Another viewpoint on organic foods in the marketplace

Erorganic@aol.com
Tue, 18 Nov 1997 00:34:45 -0500 (EST)

The view from Austin: HQ for Whole Foods Markets, Inc
NASDAQ: WFMI
11-17-97: Closed at $46.75 ( 716,000 shares traded)
http://www.wholefoods.com

57% of the shares of WFMI are owned by institutional investors
19% by employees and members of the BOD

There is no doubt that WFM has dependable dedication to the organic market.
Seeing a few "transitional' organic products can be dismaying, as well as big
supplies of conventional product, usually fruit, in the produce section. All
the greens are usually organic, with the exception of celery, which has
uneven delivery. Typically Cal-Organic, Alana, Pavich and that big
summertime Colorado player from Longmont fill the case, with some local (
cenTex) product, as well as Orange Blossom ( south Tex carrrots in season)
and Dennis Holbrook, in season.

Breaking out the dollar volumes, from their end, would probably not be in
their interest, for obvious reasons. The stockholder reports that I have seen
don't do it either. It would have to be an unreliable guess, but I imagine
that the total offerings in organic are 20-30%. Their house label, on the
other hand shows a definite trend to package organic product. But in dollar
value, there is too much conventional dairy, wine, beer, deli, to really
figure it out. The organic ballpark might be $300 million corporate, not half
of the total. And, while the increase is partly due to the take-overs of
1996, they have improved their position in Los Angeles, which was even up to
1993-94 the most poorly served market in terms of population and potential
customers.

Organic retail prices are the highest in town though, and WFM usually are
beat on the organic fruit by over a quarter. But this is in probably one of
the more competitive retail organic markets in the country, particularly
where the competition is on the top level ---full service supermarkets, not
just coops or neighborhood stores. The chief HEB Supermarket outlet posts
over 100 organic products daily, with a record of 150, in produce. And they
follow up on that with similar in coffee, grains, canned goods. Even with the
best competition in the US, WFM seems to hold its own against HEB, so I think
it is fair to say that the market in their own hometown has doubled or
better, and it is the competition that fueled that. A minor player in Texas,
Sun Harvest, out of San Antonio, is doing well ( here in an old WFM space).
Two new HEB stores will fill a local demand for organic products when they
open, one up in the mansions on the hill, and another in a middle class
neighborhood on an outbound thoroughfare to the suburbs, and one of those
stores is a slingshot away from the old WFM that Sun Harvest took over.....so
now it is new locations....and new customers....( and you should see the
traffic at Wheatsville Coop)......( and I see organic baby food, and hardware
like bagged organic carrots in stores where the demographic doesn't
fit...like HEB's in Victoria, Uvalde, Rockport.)
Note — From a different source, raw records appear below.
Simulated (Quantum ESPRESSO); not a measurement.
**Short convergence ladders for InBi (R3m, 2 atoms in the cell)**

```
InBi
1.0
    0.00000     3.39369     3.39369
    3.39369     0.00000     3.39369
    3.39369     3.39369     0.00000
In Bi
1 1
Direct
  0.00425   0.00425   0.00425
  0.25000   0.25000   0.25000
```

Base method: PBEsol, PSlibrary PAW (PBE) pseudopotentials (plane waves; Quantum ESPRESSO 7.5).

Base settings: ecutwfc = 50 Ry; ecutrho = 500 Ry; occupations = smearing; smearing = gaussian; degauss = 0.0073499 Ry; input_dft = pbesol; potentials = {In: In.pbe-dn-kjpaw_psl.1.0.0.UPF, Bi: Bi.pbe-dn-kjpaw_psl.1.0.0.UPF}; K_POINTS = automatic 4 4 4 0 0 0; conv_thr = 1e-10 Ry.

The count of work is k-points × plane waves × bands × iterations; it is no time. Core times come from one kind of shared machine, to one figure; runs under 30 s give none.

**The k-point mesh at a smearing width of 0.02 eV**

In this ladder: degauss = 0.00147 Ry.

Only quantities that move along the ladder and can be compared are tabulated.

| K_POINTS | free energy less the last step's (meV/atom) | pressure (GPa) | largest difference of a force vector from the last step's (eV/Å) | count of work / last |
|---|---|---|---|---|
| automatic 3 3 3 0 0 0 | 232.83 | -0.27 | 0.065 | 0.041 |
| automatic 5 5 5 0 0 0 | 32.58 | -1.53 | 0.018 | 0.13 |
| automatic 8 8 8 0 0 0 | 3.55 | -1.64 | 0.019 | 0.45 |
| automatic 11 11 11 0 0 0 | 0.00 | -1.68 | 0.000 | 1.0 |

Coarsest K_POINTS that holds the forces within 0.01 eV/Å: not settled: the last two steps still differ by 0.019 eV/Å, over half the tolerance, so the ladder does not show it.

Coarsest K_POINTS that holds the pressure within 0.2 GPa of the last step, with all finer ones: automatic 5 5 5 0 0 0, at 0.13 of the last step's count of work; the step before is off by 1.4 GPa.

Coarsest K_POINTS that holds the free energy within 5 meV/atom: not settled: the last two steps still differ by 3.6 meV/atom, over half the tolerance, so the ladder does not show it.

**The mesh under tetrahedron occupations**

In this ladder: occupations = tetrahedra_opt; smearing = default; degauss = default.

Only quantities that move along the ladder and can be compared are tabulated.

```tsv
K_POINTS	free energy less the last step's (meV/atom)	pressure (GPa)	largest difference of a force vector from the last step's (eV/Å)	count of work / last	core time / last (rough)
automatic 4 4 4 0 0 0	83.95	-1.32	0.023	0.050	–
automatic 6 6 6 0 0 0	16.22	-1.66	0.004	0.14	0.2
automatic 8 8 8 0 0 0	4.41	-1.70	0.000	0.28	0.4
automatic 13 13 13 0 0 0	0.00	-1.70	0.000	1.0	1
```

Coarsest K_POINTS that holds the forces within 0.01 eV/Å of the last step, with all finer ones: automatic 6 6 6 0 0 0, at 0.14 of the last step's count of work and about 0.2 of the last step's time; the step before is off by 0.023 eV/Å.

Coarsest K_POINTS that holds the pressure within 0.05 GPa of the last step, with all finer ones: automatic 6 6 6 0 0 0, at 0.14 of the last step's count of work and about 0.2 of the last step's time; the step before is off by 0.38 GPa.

HEB is doing the same thing in Dallas and Houston as well ( where WFM has 5
stores ).
And with that presence, HEB has the volume edge in buying, so perhaps they
get better deals. HEB's truck fleet is immense.

The story could be told from the distribution end: Texas Health Distributors,
the WFM subsidiary that deals product to everyone but HEB. You see an awful
lot of certified organic produce in there. Three or four semis that all say
Watsonville on them, parked there every time I have been there.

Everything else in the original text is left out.